Algorithm 1: Regional TP selection scheme.

$(1)$ Input: B, S

(2) Output: S

(3) while $B \neq Φ$ do

(4) for $\forall b_{i} \in B$

(5) if $s_{i} = 0$ , then

(6) find the set of opposite pairs $T P_{i}$

(7) while $T P_{i} \neq Φ$ do

(8) for $\forall t p_{i j} = (b_{k}, b_{l}, b_{m}) \in T P_{i}$ count $n_{i j}, o_{i j}$ and $c_{i j}$

(9) $T P_{i} = T P_{i} - t p_{i j}$

(10) end while

(11) if such $j^{*}$ exists where $t p_{i j^{*}} = (b_{k^{*}}, b_{l^{*}}, b_{m^{*}}), o_{i j^{*}} = 0$ ,

and $j^{*} = \underset{}{\arg \max} {c_{i j}}$ , then

(12) $s_{i} = 1, s_{k^{*}} = 2, s_{l^{*}} = 2, s_{m^{*}} = 2$

(13) $B = B - b_{k^{*}} - b_{l^{*}} - b_{m^{*}}$

(14) end if

(15) end if

(16) $B = B - b_{i}$

(17) end while

In Algorithm 1, initially each BS is under NM. And we only consider BS with TPs. Still, only TPs without BS under SM can be taken as effective TPs to compensate BS under NM. Moreover, in order to maximize compensation effect for BS under CM, for effective TPs of each BS, the one including maximal number of BS under CM will be chosen. After execution of this algorithm, we can obtain maximal number of BS under SM and minimal number of BS under CM.
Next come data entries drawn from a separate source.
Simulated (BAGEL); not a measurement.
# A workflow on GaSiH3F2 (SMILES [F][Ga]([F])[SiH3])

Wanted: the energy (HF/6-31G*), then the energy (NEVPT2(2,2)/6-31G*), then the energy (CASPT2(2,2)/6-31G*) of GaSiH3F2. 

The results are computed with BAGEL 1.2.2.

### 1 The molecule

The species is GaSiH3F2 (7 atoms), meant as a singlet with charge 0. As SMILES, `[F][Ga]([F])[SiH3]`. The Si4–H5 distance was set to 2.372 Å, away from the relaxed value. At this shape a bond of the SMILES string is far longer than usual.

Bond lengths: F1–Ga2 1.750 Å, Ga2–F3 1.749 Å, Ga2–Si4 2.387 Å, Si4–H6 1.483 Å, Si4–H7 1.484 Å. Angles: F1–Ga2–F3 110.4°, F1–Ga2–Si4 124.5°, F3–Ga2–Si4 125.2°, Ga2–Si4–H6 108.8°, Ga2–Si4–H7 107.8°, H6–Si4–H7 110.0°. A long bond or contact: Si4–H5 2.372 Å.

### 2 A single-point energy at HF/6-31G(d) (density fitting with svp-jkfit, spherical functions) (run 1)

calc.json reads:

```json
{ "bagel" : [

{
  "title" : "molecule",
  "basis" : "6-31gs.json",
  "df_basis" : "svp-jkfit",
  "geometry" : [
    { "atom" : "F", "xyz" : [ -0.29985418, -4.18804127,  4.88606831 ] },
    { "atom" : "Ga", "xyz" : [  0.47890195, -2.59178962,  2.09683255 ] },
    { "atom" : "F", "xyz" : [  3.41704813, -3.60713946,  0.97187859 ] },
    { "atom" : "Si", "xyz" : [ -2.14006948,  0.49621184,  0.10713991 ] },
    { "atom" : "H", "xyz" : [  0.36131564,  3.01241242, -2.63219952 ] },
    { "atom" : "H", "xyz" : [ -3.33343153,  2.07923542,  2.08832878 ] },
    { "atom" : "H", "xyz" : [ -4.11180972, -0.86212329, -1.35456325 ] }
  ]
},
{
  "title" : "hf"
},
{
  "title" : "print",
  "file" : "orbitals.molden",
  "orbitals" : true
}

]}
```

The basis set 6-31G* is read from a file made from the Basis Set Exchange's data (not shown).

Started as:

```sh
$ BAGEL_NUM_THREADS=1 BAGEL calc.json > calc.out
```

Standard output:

However, settings for triggering and recovery conditions still should be determined in order to obtain $n_{i j}, o_{i j}$ , and $c_{i j}$ . Firstly, assume that regional ES triggering and recovery thresholds are equal and both denoted as δ. According to conclusions in [11–14], regional traffic varies are almost periodic. And the cycle is always a week. Assume regional peak traffic (monitored by OAM system) during a cycle is ${Tr}_{\max}$ , then we initially set as $δ = 2 {Tr}_{\max} / 3$ . And after each period, $δ^{'} = {Tr}_{\max} \cdot \min {δ / {Tr}_{\max}, NR + CR}$ will be taken as a new threshold. Thus, thresholds can be adjusted dynamically. ES triggering and recovery buffering time can be set as 10 minutes to avoid frequency handover for the network and guarantee enough time for analysis stage.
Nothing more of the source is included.